USA | Extreme athlete Potter dies in Yosemite BASE jumping accident

Dean Potter, renowned for his daring and sometimes rogue climbs and BASE jumps, was one of two men killed after jumping from a 2,290-meter promontory called Taft Point in Yosemite National Park. Someone called for help late Saturday after losing contact with Potter, 43, and his climbing partner, Graham Hunt, 29. Park ranger Scott Gediman said a search-and-rescue team looked for the men overnight but couldn’t find them. On Sunday morning, a helicopter crew spotted their bodies in Yosemite Valley. The men wore wingsuits — skin-tight suits with batwing sleeves and a flap between their legs — to help them glide. However, parachutes designed to slow their descent had not been deployed, Gediman said. BASE stands for buildings, antennas, spans (such as bridges), and Earth (such as cliffs and mountaintops) that jumpers can parachute from. The sport is illegal in all national parks, and it was possible the men jumped at dusk or at night to avoid being caught by park rangers.

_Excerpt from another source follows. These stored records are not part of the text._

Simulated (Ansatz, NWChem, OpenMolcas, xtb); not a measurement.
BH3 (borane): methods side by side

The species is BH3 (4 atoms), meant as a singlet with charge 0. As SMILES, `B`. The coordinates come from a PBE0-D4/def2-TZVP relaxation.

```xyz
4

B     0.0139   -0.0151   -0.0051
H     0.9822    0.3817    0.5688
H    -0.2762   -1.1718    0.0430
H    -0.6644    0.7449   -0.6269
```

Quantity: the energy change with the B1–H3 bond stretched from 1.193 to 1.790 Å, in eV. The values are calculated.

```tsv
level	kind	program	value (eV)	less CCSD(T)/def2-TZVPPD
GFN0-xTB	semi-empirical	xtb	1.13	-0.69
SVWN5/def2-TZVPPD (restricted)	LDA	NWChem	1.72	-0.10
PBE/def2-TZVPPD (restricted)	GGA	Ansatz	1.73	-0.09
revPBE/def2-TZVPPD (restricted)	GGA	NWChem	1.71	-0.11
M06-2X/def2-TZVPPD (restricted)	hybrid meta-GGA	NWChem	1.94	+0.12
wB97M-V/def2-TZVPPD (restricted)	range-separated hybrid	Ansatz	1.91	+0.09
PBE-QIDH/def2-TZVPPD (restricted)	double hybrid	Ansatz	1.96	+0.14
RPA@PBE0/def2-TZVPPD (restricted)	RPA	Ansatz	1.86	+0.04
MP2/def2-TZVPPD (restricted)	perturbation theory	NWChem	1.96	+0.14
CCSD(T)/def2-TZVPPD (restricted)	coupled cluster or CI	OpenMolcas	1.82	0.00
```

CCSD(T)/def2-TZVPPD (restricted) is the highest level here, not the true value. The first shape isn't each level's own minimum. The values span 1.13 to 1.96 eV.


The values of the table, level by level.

Nigeria | 10 Boko Haram camps destroyed in forest

Nigeria’s military says it has destroyed 10 Boko Haram camps, killed many militants and captured heavy weaponry in the northeastern Sambisa Forest. This comes after a surge in attacks by the Islamic extremists including suicide bombings, assaults on a business school and villages and a repelled night-time raid by hundreds of fighters on the biggest military base in northeast Nigeria. One soldier was killed by a land mine and two were wounded when troops overran 10 Boko Haram camps on Saturday, said the Defense Ministry spokesman, Maj. Gen. Chris Olukolade, in a statement Sunday night. Olukolade and other Nigerian officials had said Boko Haram’s main fighting force was trapped in the vast Sambisa Forest following a 14-week multinational offensive that drove them out of dozens of towns and villages where they had declared an Islamic caliphate.